The fall harvest has finally wrapped up in Indiana, putting an end to a year that tested the willpower of farmers throughout our region. In addition to ongoing economic challenges, it was officially the wettest year on record. U.S. farmers couldn’t plant more than 19 million waterlogged acres, the majority of which were in the Midwest.

Amid all these troubles, there are still areas of hope for the agriculture sector, and that’s why I’m on Capitol Hill this week. 

The bipartisan Senate Climate Solutions Caucus, co-chaired by Sens. Mike Braun (R-Ind.) and Chris Coons (D-Conn.), is hosting a briefing about agriculture’s role in climate change solutions, and I was invited to talk about conservation practices that are good for farm profitability, soil health and climate resilience. 

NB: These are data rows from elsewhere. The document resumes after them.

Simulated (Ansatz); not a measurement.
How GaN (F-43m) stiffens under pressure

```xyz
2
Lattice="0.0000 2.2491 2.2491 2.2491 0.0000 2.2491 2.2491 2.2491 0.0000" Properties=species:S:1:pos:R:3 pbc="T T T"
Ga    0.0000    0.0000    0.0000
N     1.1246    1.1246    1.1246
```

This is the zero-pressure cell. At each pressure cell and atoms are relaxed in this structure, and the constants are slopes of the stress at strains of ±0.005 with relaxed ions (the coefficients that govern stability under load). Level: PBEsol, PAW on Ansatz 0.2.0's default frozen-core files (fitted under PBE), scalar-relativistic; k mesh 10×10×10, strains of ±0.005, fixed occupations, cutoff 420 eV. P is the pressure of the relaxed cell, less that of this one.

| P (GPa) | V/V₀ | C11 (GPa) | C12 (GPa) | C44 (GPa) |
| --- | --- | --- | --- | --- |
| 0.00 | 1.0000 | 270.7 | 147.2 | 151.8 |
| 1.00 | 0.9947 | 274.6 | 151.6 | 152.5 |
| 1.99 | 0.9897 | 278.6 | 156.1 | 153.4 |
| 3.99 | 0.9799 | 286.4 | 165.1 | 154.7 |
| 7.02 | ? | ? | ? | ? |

My family and I have planted cover crops for more than 19 years and avoided tilling our soil for more than 30 years, so I know from firsthand experience how effective conservation practices like these can be for the environment and the bottom line.

Cover crops are plants like rye and oats that are planted after the cash crop harvest to protect the soil in the winter. They provide a myriad of benefits to farmers, including reduced costs for fertilizers and healthier soil that maintains yields. In the past few years, cover crops have increased my farm’s profits per acre by an estimated $58 annually, and analysis by accounting firm K·Coe Isom and Environmental Defense Fund found that other grain farmers also see financial benefits from these practices. 

Keeping living roots in the soil year-round is also a critical climate solution. While there’s still debate about exactly how much carbon can be sequestered in soils through practices like cover crops, there’s strong scientific consensus that healthy soil is an essential part of adapting to a wetter future. Boosting soil health reduces soil erosion, slows water runoff and increases farms’ ability to stay productive in the face of more extreme and variable weather. These proven results aren’t just good for farmers — they are important for neighboring communities that benefit from reduced runoff, and for consumers who benefit from a more stable food supply. 

This year, my family couldn’t plant 20% of our planned corn acres because heavy rains kept us out of the fields during the planting window. We decided to plant those fields with cover crops because the soil health gains outweigh the planting costs. It was a business decision with bonus environmental benefits.

Aligning near-term and long-term stewardship and profitability goals gives me hope when things are tough. Farmers have had so many challenges thrown at us recently, from weather woes to trade wars, but we’re determined to keep going and to be part of the solution. 

Conservation practices like cover crops make our farms and soils more resilient so that we can ride out the highs and lows of situations that are outside of our control. 

Rodney Rulon is a fourth-generation grain farmer in central Indiana and is a board member of the Hamilton County Soil and Water Conservation District.